You might think three groups was enough, but Muller rolls out a list of shortcomings, some real, some perceived, that he suspects might undermine public confidence in global warming records. For a start, he says, warming trends are not based on all the available temperature records. The data that is used is filtered and might not be as representative as it could be. He also cites a poor history of transparency in climate science, though others argue many climate records and the tools to analyse them have been public for years.
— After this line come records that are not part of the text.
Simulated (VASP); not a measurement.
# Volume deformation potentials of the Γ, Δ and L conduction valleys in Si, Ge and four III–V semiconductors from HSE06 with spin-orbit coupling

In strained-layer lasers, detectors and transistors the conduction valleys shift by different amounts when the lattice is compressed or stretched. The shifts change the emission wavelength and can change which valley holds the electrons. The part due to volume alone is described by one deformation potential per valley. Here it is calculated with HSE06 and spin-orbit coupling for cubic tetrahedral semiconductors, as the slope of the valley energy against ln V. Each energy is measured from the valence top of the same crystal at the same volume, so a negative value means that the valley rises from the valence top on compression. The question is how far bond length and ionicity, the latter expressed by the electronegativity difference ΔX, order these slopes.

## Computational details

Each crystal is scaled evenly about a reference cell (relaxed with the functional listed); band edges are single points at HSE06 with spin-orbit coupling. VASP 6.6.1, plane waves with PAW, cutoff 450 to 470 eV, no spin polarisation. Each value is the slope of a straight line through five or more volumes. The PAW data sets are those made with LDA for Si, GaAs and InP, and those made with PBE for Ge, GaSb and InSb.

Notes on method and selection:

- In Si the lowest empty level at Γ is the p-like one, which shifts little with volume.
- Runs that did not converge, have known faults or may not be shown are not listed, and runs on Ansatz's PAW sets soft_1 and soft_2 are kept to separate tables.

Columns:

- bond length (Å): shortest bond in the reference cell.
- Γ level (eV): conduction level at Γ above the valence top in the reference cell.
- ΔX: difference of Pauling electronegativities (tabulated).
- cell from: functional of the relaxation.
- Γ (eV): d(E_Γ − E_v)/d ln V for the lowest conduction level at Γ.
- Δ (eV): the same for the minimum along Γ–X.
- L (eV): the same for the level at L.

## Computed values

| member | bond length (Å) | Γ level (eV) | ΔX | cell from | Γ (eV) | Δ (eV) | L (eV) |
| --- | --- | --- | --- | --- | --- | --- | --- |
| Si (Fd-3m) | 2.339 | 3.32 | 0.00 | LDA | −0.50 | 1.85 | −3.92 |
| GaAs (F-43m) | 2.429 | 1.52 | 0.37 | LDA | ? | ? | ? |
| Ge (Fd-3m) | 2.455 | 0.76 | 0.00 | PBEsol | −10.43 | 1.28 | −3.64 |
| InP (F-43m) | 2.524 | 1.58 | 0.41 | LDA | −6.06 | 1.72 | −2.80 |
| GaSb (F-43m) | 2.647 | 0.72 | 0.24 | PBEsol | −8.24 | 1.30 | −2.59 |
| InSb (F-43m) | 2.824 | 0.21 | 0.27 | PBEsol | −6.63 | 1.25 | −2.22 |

Then there is the fiasco of 2009 that saw roughly 1,000 emails from a server at the University of East Anglia’s Climatic Research Unit (CRU) find their way on to the internet. The fuss over the messages, inevitably dubbed Climategate, gave Muller’s nascent project added impetus. Climate sceptics had already attacked James Hansen, head of the Nasa group, for making political statements on climate change while maintaining his role as an objective scientist. The Climategate emails fuelled their protests. “With CRU’s credibility undergoing a severe test, it was all the more important to have a new team jump in, do the analysis fresh and address all of the legitimate issues raised by sceptics,” says Muller.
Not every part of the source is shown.